Discovery To Launch Streaming Platform
Discovery is to join Disney and Warner Media in launching its own streaming platform in 2020.
It has signed a content deal with the BBC’s commercial arm, BBC Studios, to licence the BBC’s natural history archive (outside of the UK & Ireland and Greater China) such as Blue Planet and Planet Earth.
The BBC and Discovery have also agreed to separate their UKTV joint-venture with BBC Studios taking sole control of channels such as Dave and Watch. Discovery will take sole control of other channels such as Home and Really.
On the subject of natural history programming Sir David Attenborough’s “Our Planet” begins streaming on Netflix from Friday.
The Los Angeles Times Trolls New York
Few are in the mood for April Fools Day stunts at the moment.
However, this Los Angeles Times spoof report on the New York (“a largely culturally bereft island that sits curiously between the Hudson and East Rivers”) food scene is a spot on send up of the New York Times’ notoriously bad reporting of cities outside of New York, Los Angeles and London being cases in point.
Also of note this week:
The BBC sets out its annual plan for 2019/2020 with a particular focus on the BBC iPlayer and BBC Sounds app. The biggest challenge is coming this summer when the BBC announces its plans to absorb the cost of free TV licenses for the over 75s, which were previously funded by Government. (BBC)
The extraordinary story of who hacked Jeff Bezos’ mobile phone. (The Daily Beast)
Facebook has introduced new tools to give greater transparency to its news feed. (Facebook)

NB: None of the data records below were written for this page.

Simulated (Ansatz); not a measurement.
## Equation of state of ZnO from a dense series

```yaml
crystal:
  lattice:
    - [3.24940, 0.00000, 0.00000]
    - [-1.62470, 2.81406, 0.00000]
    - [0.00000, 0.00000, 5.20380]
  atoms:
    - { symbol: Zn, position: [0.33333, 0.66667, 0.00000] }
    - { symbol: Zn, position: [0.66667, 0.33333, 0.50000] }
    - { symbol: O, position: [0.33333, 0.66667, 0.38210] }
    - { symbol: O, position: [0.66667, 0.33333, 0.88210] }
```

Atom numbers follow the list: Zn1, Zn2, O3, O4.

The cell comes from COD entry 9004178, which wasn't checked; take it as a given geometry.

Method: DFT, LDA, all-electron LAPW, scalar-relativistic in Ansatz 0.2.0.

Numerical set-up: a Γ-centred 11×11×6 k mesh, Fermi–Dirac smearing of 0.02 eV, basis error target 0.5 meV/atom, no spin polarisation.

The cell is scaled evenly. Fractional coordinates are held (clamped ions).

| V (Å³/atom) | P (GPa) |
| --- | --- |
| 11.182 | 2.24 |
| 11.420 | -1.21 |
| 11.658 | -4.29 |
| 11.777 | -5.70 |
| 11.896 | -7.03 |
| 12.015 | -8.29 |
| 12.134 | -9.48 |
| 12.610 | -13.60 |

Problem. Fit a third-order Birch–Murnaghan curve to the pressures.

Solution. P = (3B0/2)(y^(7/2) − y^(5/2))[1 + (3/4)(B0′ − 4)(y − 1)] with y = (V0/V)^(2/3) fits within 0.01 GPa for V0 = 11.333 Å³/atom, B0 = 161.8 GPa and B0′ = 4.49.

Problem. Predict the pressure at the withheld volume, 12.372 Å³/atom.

Ride-sharing app Lyft has gone public and is now listed on the Nasdaq stock exchange. However, its share price has fallen below its initial offer price f $72.00 on its second day of trading. Many other technology companies such as Airbnb, Pinterest, Slack and Uber are expected go public in the coming months.
The Face is to return after a 15 year hiatus. (New York Times)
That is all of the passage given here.